Oh yeah. And you also have to buy the cheese sandwich and feed it to the dog outside for no reason, or you'll be killed many, many hours later, forcing you to restart all the way from the beginning.
That game rates as "cruel," the highest rating on Andrew Plotkin's Cruelty Scale: http://www.ifwiki.org/index.php/Cruelty_scale
In modern IF, it's considered damn rude to quietly screw the player like that. And guess-the-verb is considered a major flaw. Oh, and if you put a maze in your game, I hate you. Heh.

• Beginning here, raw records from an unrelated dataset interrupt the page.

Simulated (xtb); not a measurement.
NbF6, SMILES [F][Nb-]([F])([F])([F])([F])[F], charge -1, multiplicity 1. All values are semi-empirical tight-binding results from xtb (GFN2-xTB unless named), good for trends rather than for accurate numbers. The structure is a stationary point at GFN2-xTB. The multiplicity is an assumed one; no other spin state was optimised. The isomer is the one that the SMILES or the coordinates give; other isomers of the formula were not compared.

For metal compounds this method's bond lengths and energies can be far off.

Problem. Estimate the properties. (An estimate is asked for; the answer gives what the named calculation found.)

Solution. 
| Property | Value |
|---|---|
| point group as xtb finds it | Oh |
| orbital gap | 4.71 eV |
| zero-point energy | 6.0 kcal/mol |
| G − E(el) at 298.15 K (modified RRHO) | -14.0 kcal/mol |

Hey, while I'm at it, check out Inform 7 at www.inform-fiction.org , too. It's an IF authoring system with an IF-based domain-specific language. I love the rules-definition system -- it's wonderfully powerful. -
Interactive Fiction
It's just an interactive fiction title. There's lots of them, but there hasn't been a successful commercial release in over a decade. There are many free ones available though. Check out the IF Archive to see a pretty large selection of them. There is even free software for making them; check out the Inform language / IF development system for creating new games. Plus, there are annual contests to show off your writing talents. Check out both the IF Comp and the Saugus Ghost Story Contest for a couple of examples.
And of course, there's a whole wiki dedicated to interactive fiction, too.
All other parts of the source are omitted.